An error occurred running train.py ，How can this be resolved？

IDKiro / DehazeFormer

[IEEE TIP] Vision Transformers for Single Image Dehazing

MIT License

377 stars 36 forks source link

An error occurred running train.py ，How can this be resolved？ #6

Closed 17328-wu closed 2 years ago

17328-wu commented 2 years ago

The following error occurred running the train.py file：

RuntimeError: CUDA error: out of memory CUDA kernel errors might be asynchronously reported at some other API call,so the stacktrace below might be incorrect. For debugging consider passing CUDA_LAUNCH_BLOCKING=1.

After adding the code "os.environ['CUDA_LAUNCH_BLOCKING'] = '1'"，an error is still reported： RuntimeError: CUDA error: out of memory

IDKiro commented 2 years ago

40G GPU memory is required to run the train code (4 RTX2080Ti or 8 RTX3080 are used in our experiment)

You can lower the batch size of the config file and reduce the learning rate according to your GPU.

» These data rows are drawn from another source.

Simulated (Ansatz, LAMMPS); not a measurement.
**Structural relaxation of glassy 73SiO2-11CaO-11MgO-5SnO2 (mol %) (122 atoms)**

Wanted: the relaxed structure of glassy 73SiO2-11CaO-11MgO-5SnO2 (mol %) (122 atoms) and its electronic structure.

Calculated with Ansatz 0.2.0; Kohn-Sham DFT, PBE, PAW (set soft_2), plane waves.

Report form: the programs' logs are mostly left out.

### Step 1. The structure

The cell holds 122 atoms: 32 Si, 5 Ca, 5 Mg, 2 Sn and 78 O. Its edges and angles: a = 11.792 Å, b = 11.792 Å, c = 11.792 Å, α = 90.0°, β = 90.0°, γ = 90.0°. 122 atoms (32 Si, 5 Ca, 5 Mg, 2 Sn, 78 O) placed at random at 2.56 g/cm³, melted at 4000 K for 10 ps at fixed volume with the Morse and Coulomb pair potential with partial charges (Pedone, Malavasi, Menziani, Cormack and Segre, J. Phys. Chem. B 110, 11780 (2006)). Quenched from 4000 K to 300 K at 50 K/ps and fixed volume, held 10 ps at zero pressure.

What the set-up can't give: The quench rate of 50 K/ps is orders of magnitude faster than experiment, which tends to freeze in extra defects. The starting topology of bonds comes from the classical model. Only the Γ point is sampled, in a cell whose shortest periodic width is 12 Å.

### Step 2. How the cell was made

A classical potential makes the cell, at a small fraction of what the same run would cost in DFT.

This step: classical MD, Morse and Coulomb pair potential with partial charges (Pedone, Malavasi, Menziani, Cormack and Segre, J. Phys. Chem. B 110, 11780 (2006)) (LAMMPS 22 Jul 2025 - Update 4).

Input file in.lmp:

Take configs/indoor/dehazeformer-t.json for example:

{
    "batch_size": 32,
    "patch_size": 256,
    "valid_mode": "test",
    "edge_decay": 0,
    "only_h_flip": false,
    "optimizer": "adamw",
    "lr": 4e-4,
    "epochs":300,
    "eval_freq": 1
}

{
    "batch_size": 8,
    "patch_size": 256,
    "valid_mode": "test",
    "edge_decay": 0,
    "only_h_flip": false,
    "optimizer": "adamw",
    "lr": 1e-4,
    "epochs":300,
    "eval_freq": 1
}

17328-wu commented 2 years ago

40G GPU memory is required to run the train code

I modified it according to your method, but it still went wrong.Is it because I don't have enough GPU memory?

IDKiro commented 2 years ago

Your environment (CUDA PyTorch ... )?

Such an unbalanced GPU allocation does not look like a common mistake.

Can you show the complete nvidia-smi information?

17328-wu commented 2 years ago

Your environment (CUDA PyTorch ... )?

Such an unbalanced GPU allocation does not look like a common mistake.

Can you show the complete nvidia-smi information?

17328-wu commented 2 years ago

Your environment (CUDA PyTorch ... )?

Such an unbalanced GPU allocation does not look like a common mistake.

Can you show the complete nvidia-smi information?

Does every GPUs need to have roughly the same amount of memory?

IDKiro commented 2 years ago

Did you run multiple experiments at the same time? The PID of these python programs are not the same. pytorch does not automatically allocate memory based on each GPU's remaining memory, it is generally allocated evenly

IDKiro commented 2 years ago

Your environment (CUDA PyTorch ... )? Such an unbalanced GPU allocation does not look like a common mistake. Can you show the complete nvidia-smi information?

Does every GPUs need to have roughly the same amount of memory?

Yes

17328-wu commented 2 years ago

Your environment (CUDA PyTorch ... )? Such an unbalanced GPU allocation does not look like a common mistake. Can you show the complete nvidia-smi information?

Does every GPUs need to have roughly the same amount of memory?

Yes

thanks,The program is up and running

Your environment (CUDA PyTorch ... )? Such an unbalanced GPU allocation does not look like a common mistake. Can you show the complete nvidia-smi information?

Does every GPUs need to have roughly the same amount of memory?

Yes

Thank you,the program is up and running,But it's slower. It takes long time to train a epoch.Is this normal?

IDKiro commented 2 years ago

For RTX-2080Ti * 4: DehazeFormer-T for indoor may takes 12 hours to train. DehazeFormer-L needs 1 week. I recommend increasing the batch size as much as possible and avoid running multiple programs on a single GPU.

17328-wu commented 2 years ago

DehazeFormer-T for indoor may takes 12 hours to train.

DehazeFormer-L needs 1 week.

OK，Thank you for your response.

IDKiro commented 2 years ago

Glad to help you!